Utah, after some royal yet visionary ideas about its own borders, was gradually chewed down to its current boundaries by the penchant of post Civil War Congresses for admitting states around it that did not subscribe to the practice of polygamy. More on this aspect of the Borderlands in the next post.

Thursday, July 17, 2008

Planning Another Chunk of Border Traverse - By Horse


Plans are shaping up for what will be the first piece of border traverse by horseback. I'll be riding with a local man through the Naomi Wilderness and Wasatch-Cache National Forest in mid-August. This chunk of the Idaho-Utah border runs about 10 miles between Franklin, Idaho and Bear Lake, which straddles the border.

Planning a traverse by horseback is taking some thinking and planning. When I originally conceived the idea of the Borderlands Project I briefly entertained the idea of doing it all on horseback or with a mule or even llama. Then I read Tim Moore's hilarious Travels with My Donkey: One Man and His Ass on a Pilgrimage to Santiago, about his traverse of the Pyrenees pilgrim route. Even though Tim ended up loving the donkey in the end, so to speak, it was the proverbial pain most of the way.

I have heard that llamas make great pack animals but I couldn't figure out how to do the endless transport necessary for my approach to hopscotching the borders. Someone doing them will hopefully use them and tell us all how it works out.

Tuesday, July 15, 2008

Stories, Tall Tales and Damn Lies

Traversing the borderlands, talking with the people who live there, you hear a lot of good stories. Some of those stories are for reporting and some are for telling. We collect both kinds here but so we don't confuse folks, we will put them in different places and clearly label them. I've attached a sample in the lower left hand column of the blog.

BTW, when you are talking about western things it is always good to know something about western gear, like saddles for instance. This Parts of a Saddle shows the saddle tree before the leather is fitted and attached. This Western Saddle shows a finished western saddle with its clothes on.

Saturday, July 12, 2008

The Border By Horse

Some time ago I told my dentist about my idea for the Borderlands Project. His family is from a borderlands area in southeastern Idaho near Montpelier, where I used to own a small community weekly newspaper.

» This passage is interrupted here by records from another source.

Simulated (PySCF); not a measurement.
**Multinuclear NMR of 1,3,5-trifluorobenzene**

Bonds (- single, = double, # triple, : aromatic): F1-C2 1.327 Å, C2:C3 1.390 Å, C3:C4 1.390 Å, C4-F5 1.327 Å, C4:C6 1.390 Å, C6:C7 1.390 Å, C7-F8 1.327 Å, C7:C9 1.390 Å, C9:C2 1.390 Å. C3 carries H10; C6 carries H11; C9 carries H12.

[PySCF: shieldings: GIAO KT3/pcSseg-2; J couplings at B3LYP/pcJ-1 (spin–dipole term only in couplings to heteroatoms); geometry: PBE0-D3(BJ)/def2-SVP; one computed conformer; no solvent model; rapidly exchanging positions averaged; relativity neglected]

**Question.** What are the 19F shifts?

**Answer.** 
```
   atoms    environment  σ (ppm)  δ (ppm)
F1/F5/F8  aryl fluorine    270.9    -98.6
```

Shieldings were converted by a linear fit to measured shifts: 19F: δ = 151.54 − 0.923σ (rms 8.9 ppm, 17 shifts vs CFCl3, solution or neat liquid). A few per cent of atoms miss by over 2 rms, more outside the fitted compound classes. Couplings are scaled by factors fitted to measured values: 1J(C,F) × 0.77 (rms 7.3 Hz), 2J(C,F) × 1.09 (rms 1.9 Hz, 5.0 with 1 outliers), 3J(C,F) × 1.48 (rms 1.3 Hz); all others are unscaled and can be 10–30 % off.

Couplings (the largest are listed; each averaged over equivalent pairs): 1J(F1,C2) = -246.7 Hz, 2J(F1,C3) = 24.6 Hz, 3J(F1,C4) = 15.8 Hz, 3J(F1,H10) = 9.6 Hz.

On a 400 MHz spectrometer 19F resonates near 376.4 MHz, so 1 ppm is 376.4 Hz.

My dad would love to do this, he told me. So I got his dad's email address and eventually sent him an invitation. I heard back from him last Thursday.

"Yes," he answered. "I'd be interested in participating. I've never been out in the area near the UT/ID/WY border, so that would be interesting."

Then he added, "Any chance that I could ride a horse? I have a knee that has been acting up which may limit the distance that I could walk." So, we are now in the process of working out how to do some border stretches on horseback. This will add a different set of challenges than walking or boating the borderline but horses are about as eco-friendly a means of transport as you can get.

It also turns out that my riding companion is an electrical engineer with a Ph.D. who has years of experience in academia, nuclear power, and the space industry. He even knows who the Cassinis were! And better still, he is currently designing landing systems for aircraft that make use of GPS satellites so I'm hoping he can help me more accurately orient my handheld GPS unit more accurately to the border line.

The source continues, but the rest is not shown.